Police officers who had been stationed at a church nearby arrived on the scene just after the shootout. As Special Agent Jay George approached the crime scene in his vehicle, he found Meadows walking on the shoulder to the left side of the road. Meadows was wearing one glove and had a firearm at his waist. Dakota was in the roadway; he was shot to death. A mask was covering Dakota's face. A gun was on the ground near Dakota's head. Watson was on the roadway not far from Dakota; Watson was shot in the neck and was gasping for air. Watson wore a mask over his face, and a handgun was beside him.
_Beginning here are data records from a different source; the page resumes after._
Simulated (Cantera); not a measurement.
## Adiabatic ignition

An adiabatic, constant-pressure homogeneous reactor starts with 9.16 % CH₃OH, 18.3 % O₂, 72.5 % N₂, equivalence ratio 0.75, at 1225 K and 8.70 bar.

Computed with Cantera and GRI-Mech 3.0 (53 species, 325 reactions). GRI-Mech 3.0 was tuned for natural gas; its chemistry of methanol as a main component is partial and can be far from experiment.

After he was detained, Heverin complained that he had been shot, but he had no gunshot wounds. Heverin said that the deputies did not have to shoot at them because they "gave up." He claimed that he had not been armed with a gun.

Using a trained canine on the day after the shootout, the police found a Firestorm 45 gun at the edge of the woods across the road from Owen's home. The police recovered two cartridge casings fired from the Firestorm 45; one was beside the gun and the other was between the roadway and the wood line. In the Firestorm 45 pistol was a cartridge case that had left the chamber but was not ejected from the gun.

IV. Heverin disclosed details of the crime to his cellmate.

Sharod Lee was Heverin's cellmate from April to July 2020. While in jail with Lee, Heverin said that he and others began planning the robbery two or three weeks before the night of the incident. Heverin learned of the large gun collection through a friend. Heverin told Lee that a person named "Dakota" and two females were also involved. One of the women was the driver, and the other was the lookout. Heverin said that he had a "weird feeling" as they approached the house and he "saw bodies." During the operation, one of the men was in contact with the lookout by phone. Heverin told Lee that one member of the group reached the porch of the house. Someone in the group said, "[O]h shit, that's twelve," a slang term for the police. After the deputies yelled "freeze," someone fired a gun, then the group fled. Heverin admitted to Lee that he had a gun and that he fired it while running to escape in the woods. Heverin said he "shot till his clip was empty." Afterward, he tried to hide his gloves, mask, and gun.

ANALYSIS

I. The evidence is sufficient to support Heverin's convictions.

Heverin makes several sufficiency arguments on appeal. First, Heverin argues that the evidence at trial was insufficient to prove attempted burglary and thus the trial court erred when it denied both his motion to strike the evidence and motion to set aside the verdict on that basis. Second, Heverin asserts that the evidence only established a "larceny-based" conspiracy, not a conspiracy to commit robbery or burglary. Third, Heverin argues the evidence was insufficient to prove he had the intent required for attempted aggravated murder. Fourth, Heverin asserts that because the evidence failed to prove he committed six attempted aggravated murders the evidence was also insufficient to prove that he used a firearm during those six attempted murders. Fifth, and finally, Heverin insists that there was no evidence to suggest he conspired to commit murder by mob. Heverin's arguments lack merit and are addressed fully below.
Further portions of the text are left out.